Traditionalist vs modernist: the Kurds of the PKK operate throughout Kurdish regions. They want a Marxist, feminist, republican form of government. The Kurds of Türkiye, Iran, Syria and Iraq, however, are tribal, typically traditional Muslims, and want none of that stuff. Furthermore, especially in Iraqi Kurdistan, the Kurds have followed their traditional princes from the Talabani and Barzani family. Within these families, there are various personal rivalries between cousins and brothers that sometimes lead to localised fights using personal arms.
Relationship with Türkiye vs relationship with Iran: The traditional ruling families of Iraqi Kurdistan are split in their regional loyalties. The Barzani clan has enormous influence in Türkiye, obtained through corruption and through roping in Turkish business interests into the KRG, in the hope of securing Turkish protection against the Iraqi state and Iran. The Talabani clan has therefore turned to Iran, and aligned with the PKK, oddly enough, in order to neutralise Turkish influence.
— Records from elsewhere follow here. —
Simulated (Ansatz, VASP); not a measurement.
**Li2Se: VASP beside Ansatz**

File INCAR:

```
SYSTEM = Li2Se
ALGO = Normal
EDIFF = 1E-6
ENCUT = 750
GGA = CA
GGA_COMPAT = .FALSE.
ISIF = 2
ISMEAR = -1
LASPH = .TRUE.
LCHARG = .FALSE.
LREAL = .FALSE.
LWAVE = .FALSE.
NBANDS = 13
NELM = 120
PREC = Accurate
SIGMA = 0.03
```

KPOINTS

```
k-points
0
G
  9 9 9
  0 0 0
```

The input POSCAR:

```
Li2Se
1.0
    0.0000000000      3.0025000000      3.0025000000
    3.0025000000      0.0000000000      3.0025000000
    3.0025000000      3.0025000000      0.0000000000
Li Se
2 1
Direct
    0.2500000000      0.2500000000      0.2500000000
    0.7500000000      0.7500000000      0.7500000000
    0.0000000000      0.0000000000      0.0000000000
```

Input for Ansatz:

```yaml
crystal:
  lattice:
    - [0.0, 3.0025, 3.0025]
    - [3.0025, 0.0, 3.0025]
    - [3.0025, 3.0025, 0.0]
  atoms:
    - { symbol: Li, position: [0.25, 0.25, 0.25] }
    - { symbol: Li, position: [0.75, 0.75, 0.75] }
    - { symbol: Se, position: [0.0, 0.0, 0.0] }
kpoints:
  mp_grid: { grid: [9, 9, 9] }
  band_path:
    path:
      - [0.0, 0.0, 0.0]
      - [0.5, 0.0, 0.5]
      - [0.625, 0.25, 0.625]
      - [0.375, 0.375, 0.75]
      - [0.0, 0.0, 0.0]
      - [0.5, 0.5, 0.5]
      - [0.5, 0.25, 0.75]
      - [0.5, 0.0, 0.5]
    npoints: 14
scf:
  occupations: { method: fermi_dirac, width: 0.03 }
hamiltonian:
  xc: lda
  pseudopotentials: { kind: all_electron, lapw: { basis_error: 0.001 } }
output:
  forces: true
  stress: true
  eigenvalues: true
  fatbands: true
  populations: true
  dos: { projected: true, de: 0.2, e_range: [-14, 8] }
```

Relationship with the US: The Syrian branch of the PKK is split between those loyal to the US and those who support Russia. The latter were severely weakened by the Turks, with US support, as Türkiye intervened to capture Afrin in northern Syria. This left the pro-US branch of the PKK as the only game in town in Syria. However, given Turkish extreme hostility to the PKK, the pro-US faction may eventually have to side with Iran and the Syrian government. The problem for them is that the Syrian government does not accept any kind of autonomy or independent decision making for them. It is unclear if the Iranians can mediate an agreement, using their influence over the PKK and the Talabani clan in Iraq. For the Barzani Iraqi Kurds, the relationship with the US also goes through Israel, with much Kurdish oil exported via Türkiye and ultimately to the Jewish state. In addition, Israel used Iraqi KRG territories for its own espionage and special forces operations against Iran. This association with Israel makes the KRG’s position towards Iran far more difficult, as indicated by repeated Iranian strikes against targets in the KRG that are allegedly associated with Israel. Naturally, the KRG denies the presence of Israeli covert bases on its territories.
The US’ role
By protecting both traditionalist kleptocrat Barzani and the revolutionary communists of the Syrian PKK, the US has established a very fragile stability. This is dependent on the perception that the US is staying in the region, and that it does not approve of Kurdish infighting, or of PKK attacks on Türkiye within Turkish territories. Respect for the US’ role, however, is dependent on the perception that it is remaining in the region. Once the US is perceived to be on its way out, all the actors will scramble to improve their positions and prepare for that. The election of Donald Trump in November 2024 may prove to be such a trigger.
Why it matters now
In May 2023, the International Chamber of Commerce ruled against Türkiye for what it deemed to be illegal oil exports from the Kurdistan Regional Government through Türkiye. This covered the period from 2014 to 2018, with another verdict expected to cover the period from 2018 onwards. The ICC required Türkiye to load oil only at the instruction of the Iraqi Ministry of Oil – and not KRG authorities.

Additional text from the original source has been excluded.